Does Every Integer Greater Than 1 Have a Prime Divisor? A Proof by Contradiction

[scottstapp]

Homework Statement

Let a be an integer greater than 1. Then there exists a prime that divides a.

Homework Equations

A prime is an integer that is greater than 1 but not composite

The Attempt at a Solution

Via Contradiction
S={x:x is an integer, x>1, x is not divisible by any prime }, assume S is nonempty.

I believe this is the set I must use, but I am not sure how to start this proof.

Thank you

 

[Dick]

Let a be the smallest integer greater than 1 that is not divisible by a prime. I.e. the smallest element of your set S. Since a isn't prime, a=b*c where b>1 and c>1. Now what? How do b and c compare with a in size?

 

[scottstapp]

I'm not sure if I am understanding what you are getting at but this is what I am thinking:

Because a=b*c, b=a/c, c=a/b, so a=a²/cb, so cba=a² but this is obvious. I think I am misinterpreting what you are getting at.

 

[Dick]

I'm trying to get you to tell me that b and c are smaller than a. Therefore they AREN'T in your set S. What does that mean about b and c?

 

[scottstapp]

Doesn't this mean that one of them must be 1? And therefore the other is a prime because it is only written as 1*c (or 1*b).

 

[Dick]

Doesn't this mean that one of them must be 1?

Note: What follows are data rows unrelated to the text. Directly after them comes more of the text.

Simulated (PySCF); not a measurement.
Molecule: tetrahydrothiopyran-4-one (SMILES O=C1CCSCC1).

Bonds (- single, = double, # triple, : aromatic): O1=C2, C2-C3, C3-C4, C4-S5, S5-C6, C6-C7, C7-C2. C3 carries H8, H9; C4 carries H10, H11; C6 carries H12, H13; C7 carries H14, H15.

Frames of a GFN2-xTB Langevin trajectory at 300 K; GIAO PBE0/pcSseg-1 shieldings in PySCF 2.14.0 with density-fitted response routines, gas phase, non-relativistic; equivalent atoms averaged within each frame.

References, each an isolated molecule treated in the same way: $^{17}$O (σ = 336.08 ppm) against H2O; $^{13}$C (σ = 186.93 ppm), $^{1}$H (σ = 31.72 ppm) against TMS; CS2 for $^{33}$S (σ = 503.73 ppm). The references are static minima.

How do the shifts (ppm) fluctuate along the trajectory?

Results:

No. a isn't prime. So it's composite. So a=b*c where b and c are greater than 1. If they are not 1 and they are not in S, then what does the definition of S say about them?

 

[scottstapp]

No. a isn't prime. So it's composite. So a=b*c where b and c are greater than 1. If they are not 1 and they are not in S, then what does the definition of S say about them?

By being integers greater than 1 and not in S, this says that a and b are integers that are divisible by a prime.

 

[Dick]

Yes. Ok, so if b and c are divisible by primes what about a?

 

[scottstapp]

Yes. Ok, so if b and c are divisible by primes what about a?

Because bc divides a and a prime divides bc, then a prime divides a. Therefore a contradiction is reached.

 

[Dick]

Because bc divides a and a prime divides bc, then a prime divides a. Therefore a contradiction is reached.

Exactly. So S must be empty.

 

[scottstapp]

Thanks so much Dick. I figured I would attach my formal proof just in case of any errors.

Proof by Contradiction:
1. Let S={x:x is an integer, x>1, x is not divisible by any prime}, assume S is nonempty.
2. Let a be the smallest integer greater than 1 that is not divisible by a prime, therefore it is the smallest integer in S.
3. a is composite so there exist integers b and c such that a=bc where b>1 and c>1
4. From (2) we know that a is the smallest integer in S therefore b and c are not in set S.
5. From (3), because b and c are greater than 1 and not in S, they must be divisible by a prime.
6. Therefore, bc|a, prime|bc, so prime|a and a contradiction is reached because S is empty.

 

[Dick]

You forgot to say that because a=b*c and b>1, and c>1 then b<a and c<a to justify your step 4. But other than that, it looks fine.